Going back to what Adbono said about coaching ... I was never shown how to grip pitches properly (and I didn’t) until junior year of high school. That was when a former pitcher from our high school was released from the minors and became an assistant high school coach. My era didn’t have travel teams with former minor leaguers as instructors. No one showed me a thing about hitting until I got to college. I had taught my son more by the time he was eleven than I knew entering college. My son had better coaching in 13u than I had through high school and Legion. 

Last edited by RJM

Baseball has always been a sport that I loved.    It only loved me back through my kids.    One of my kids loves the game, and the other two are interested but that interest is always on their terms.   It has always been this way since my kids were young.   My kids fully understand that baseball has given them a core principles framework for life in that you always try to do your best and life isn't fair.  
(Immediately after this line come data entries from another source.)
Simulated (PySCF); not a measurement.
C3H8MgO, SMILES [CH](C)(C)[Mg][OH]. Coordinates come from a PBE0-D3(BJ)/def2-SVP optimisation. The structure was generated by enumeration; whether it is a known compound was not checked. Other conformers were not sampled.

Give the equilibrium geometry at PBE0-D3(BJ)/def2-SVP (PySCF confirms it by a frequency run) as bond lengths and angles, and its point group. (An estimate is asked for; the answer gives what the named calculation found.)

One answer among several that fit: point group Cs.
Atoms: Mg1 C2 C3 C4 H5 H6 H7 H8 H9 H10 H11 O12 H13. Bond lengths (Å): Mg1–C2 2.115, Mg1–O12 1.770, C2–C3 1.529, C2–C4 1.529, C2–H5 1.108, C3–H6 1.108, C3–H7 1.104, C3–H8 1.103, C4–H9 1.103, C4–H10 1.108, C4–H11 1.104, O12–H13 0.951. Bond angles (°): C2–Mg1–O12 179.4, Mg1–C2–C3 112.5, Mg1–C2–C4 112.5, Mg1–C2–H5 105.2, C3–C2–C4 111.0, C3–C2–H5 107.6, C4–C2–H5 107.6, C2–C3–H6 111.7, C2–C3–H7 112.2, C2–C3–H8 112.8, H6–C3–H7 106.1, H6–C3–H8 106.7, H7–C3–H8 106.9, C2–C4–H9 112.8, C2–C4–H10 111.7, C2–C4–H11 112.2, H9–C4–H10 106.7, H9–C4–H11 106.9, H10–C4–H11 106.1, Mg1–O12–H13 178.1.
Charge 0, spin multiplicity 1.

As a baseball parent, I was always there for them to help them practice, lend a shoulder or an ear.   My youngest was fortunate to get an excellent high school coach, and my oldest had the benefit or some excellent travel coaches that would help him in his college recruitment.   Baseball used to be the center of our family universe.   My wife has an incredible mind for the game as well.   My kids are 28, 24 and 22 now with their professional lives underway but those core principles they learned in high school baseball are still in play.   I see those core disciplines a lot in my youngest son who has to gone through boot camp, advanced training and has airborne school coming up.   He says (half-joking) these Army Drill Sargeants have nothing on his high school baseball coach.  In his mind, I know he can hear his high school coach's mantra...."figure it out".    Baseball is still discussed over the Holidays, family get togethers and the memories are still pretty vivid.    But there just isn't that day-to-day baseball excitement that there used to be, and I really miss it.  I've got other things going on in my life now, but it is just so different.   I'm travelling the world, enjoy my job, and playing a lot of tennis.   However, I really do miss that college and high school baseball season getting underway.   Nothing like it.   Enjoy it while you can.